Congress enacted SOX to prohibit publicly traded companies from retaliating against employees who report what they reasonably believe to be criminal fraud or securities law violations. Title 18 U.S.C. §1514A(a) of SOX specifically provides that employers may not "discharge, demote, suspend, threaten, harass or in any other manner discriminate against an employee in the terms and conditions of employment because of" protected whistleblowing activity.

Trevor Murray was employed at UBS Securities, LLC (“UBS”), a New York securities firm, as a research strategist in UBS’s commercial mortgage-backed securities business, and he was responsible for creating independent and accurate reports. UBS terminated Murray, stating that Murray was laid off as part of a strategic reorganization caused by the company’s financial difficulties. Murray filed a whistleblower action against UBS, claiming his termination was retaliatory in violation of §1514A of SOX. Murray alleged that he was fired after he informed his supervisor that two UBS senior leaders had attempted to pressure him to skew his research, which he considered to be illegal and unethical.
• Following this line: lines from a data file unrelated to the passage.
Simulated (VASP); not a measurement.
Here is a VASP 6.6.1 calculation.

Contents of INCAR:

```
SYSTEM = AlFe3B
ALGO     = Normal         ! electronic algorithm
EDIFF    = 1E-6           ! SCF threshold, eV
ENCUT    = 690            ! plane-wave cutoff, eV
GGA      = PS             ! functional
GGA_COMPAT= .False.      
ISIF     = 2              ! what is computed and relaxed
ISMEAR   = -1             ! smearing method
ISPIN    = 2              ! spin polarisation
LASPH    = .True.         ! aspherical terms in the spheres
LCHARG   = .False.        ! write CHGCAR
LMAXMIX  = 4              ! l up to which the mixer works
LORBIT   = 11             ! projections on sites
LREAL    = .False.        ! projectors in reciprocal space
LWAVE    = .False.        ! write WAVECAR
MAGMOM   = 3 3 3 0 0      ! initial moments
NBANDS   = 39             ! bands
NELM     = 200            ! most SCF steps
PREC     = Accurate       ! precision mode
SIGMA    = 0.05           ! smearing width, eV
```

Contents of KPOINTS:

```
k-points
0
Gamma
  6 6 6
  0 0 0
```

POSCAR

At trial, the district court judge instructed the jury that Murray was required to establish that his protected activity was only a “continuing factor” in the termination of his employment. The judge further instructed the jury that, if Murray could meet that burden, the burden would then shift to UBS to demonstrate by clear and convincing evidence that it would have terminated Murray’s employment even if he had not engaged in protected activity. The jury ruled in favor of Murray and awarded him nearly $1,000,000 in damages. UBS appealed.

On appeal, the U.S. Court of Appeals for the Second Circuit vacated the jury verdict and remanded the case for a new trial, ruling that Murray was required to put forward specific proof of his employer’s “retaliatory intent” to prevail. Murray appealed to the Supreme Court. In a unanimous 9-0 decision, the Supreme Court reversed the Second Circuit’s decision and held that, under the SOX law, whistleblowers need only demonstrate that their protected activity was a contributing factor to an unfavorable personnel decision -- not that the employer acted with “retaliatory intent.”

In sum, the Murray decision means whistleblowers will have an easier time establishing retaliation. As such, employers should use extreme caution when taking adverse personnel actions against those employees who have expressed concerns that are protected under SOX. Although Murray applied specifically to securities firms subject to SOX, that ruling could have a broader impact down the road because there are a host of other federal whistleblower statutes that contain similar causation language found in SOX.